How do you balance your research and other (teaching, administrative, professional) responsibilities?
University teaching, especially graduate teaching, reinforces our research and all academics agree on this. While administrative duties on campus can be viewed by some as distraction from research, we also need to realize that a collective effort is needed for the university to smoothly function as an institution of higher learning. Therefore, input from faculty with considerable research experience to the university governance is necessary. I therefore had to find the time to serve in such roles as a Speed School Senator and as a Parliamentarian for the Faculty Senate, member of the SpeedFaculty Activity Committee, Graduate Council member and as a Chair of the ECE Curriculum Committee.

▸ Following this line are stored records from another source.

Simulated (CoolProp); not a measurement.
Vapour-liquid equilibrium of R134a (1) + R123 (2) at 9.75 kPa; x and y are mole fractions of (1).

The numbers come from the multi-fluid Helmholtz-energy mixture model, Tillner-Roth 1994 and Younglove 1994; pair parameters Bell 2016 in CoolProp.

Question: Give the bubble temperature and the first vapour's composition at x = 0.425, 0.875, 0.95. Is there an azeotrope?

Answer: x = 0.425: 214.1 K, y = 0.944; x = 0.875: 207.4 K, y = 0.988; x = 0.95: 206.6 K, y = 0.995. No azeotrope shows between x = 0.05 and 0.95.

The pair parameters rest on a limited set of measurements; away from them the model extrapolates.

This still leaves me the time to be actively engaged in the Institute of Electrical and Electronics Engineers, which, with over 400,000 members, is the world’s largest professional organization. It happens to be an organization created for and by electrical and electronic engineers. It is well known and highly regarded for advancing technology for humanity and for its vast and prestigious intellectual property. It publishes 180 top periodicals of the field and sponsors over 1800 conferences per year. I have served as IEEE Vice President in 2013-15, and was Chair of its Periodicals Committee and Periodicals Review Committees in 2010-13. I am also an IEEE Life Fellow.
What advice do you have for burgeoning researchers in academia?
My first and lofty message for aspiring researchers-authors is that you don’t write a paper for yourself, neither for your chair or dean or a promotion committee, but for the readers and in a broader sense you target the humanity. The wider is your target audience, the more success can be scored. My other message is of more practical nature: authors need to pay careful attention to the reproducibility of results presented in their papers so that other researchers with a similar specialized knowledge could replicate the papers’ outcomes. Dead-ended publications with no follow up aren’t useful because when our published disclosures can’t be applied, improved on or otherwise continued, our efforts have been wasted.
About volunteering: I think that volunteering for a profession is a meaningful and gratifying experience. I feel that when I am donating my professional skills to a good cause, I demonstrate a commitment to a community that has shaped me as I am. Volunteering also gives me an opportunity to return to the profession that has given me so much. While volunteering I share my skills and enthusiasm in order to have an impact, and at the same time I believe that I can make a difference.
As I receive no pay for volunteering, my motivation is fully altruistic except for one aspect. I derive a personal satisfaction from serving goals that I am passionate about. When volunteering for IEEE, I always feel the trust, collegiality, and professionalism of the organization, and of the people who I work with. It’s probably because we are all motivated by the goals that we all believe in. It feels as though IEEE volunteers share a connected mind as we are all dedicated to working for the common good.
About leading IEEE: The aspect of volunteering and leading is different from general volunteering because it requires a special set of skills and experience. When I think about how to be a leader of a large organization such as the IEEE, I often think of the special attributes that I feel a leader must have. In my order of priority, a leader must be:
- passionate and knowledgeable about the organization
- forward-thinking and ready to take a reasonable risk
- able to identify and understand critical directions that are vital for the organization’s success
- ready to propose new initiatives that the organization should pursue
- able to understand the process and timeline of how to get financial and grass-root support for these initiatives
An important job for a leader of a membership-based organization such as the IEEE is to keep the balance between the services that our members are expecting to receive from the IEEE and the investment expenditures that the organization requires to succeed in the future. This is akin to balancing the current consumption levels with future investments, a dilemma that most families or businesses face.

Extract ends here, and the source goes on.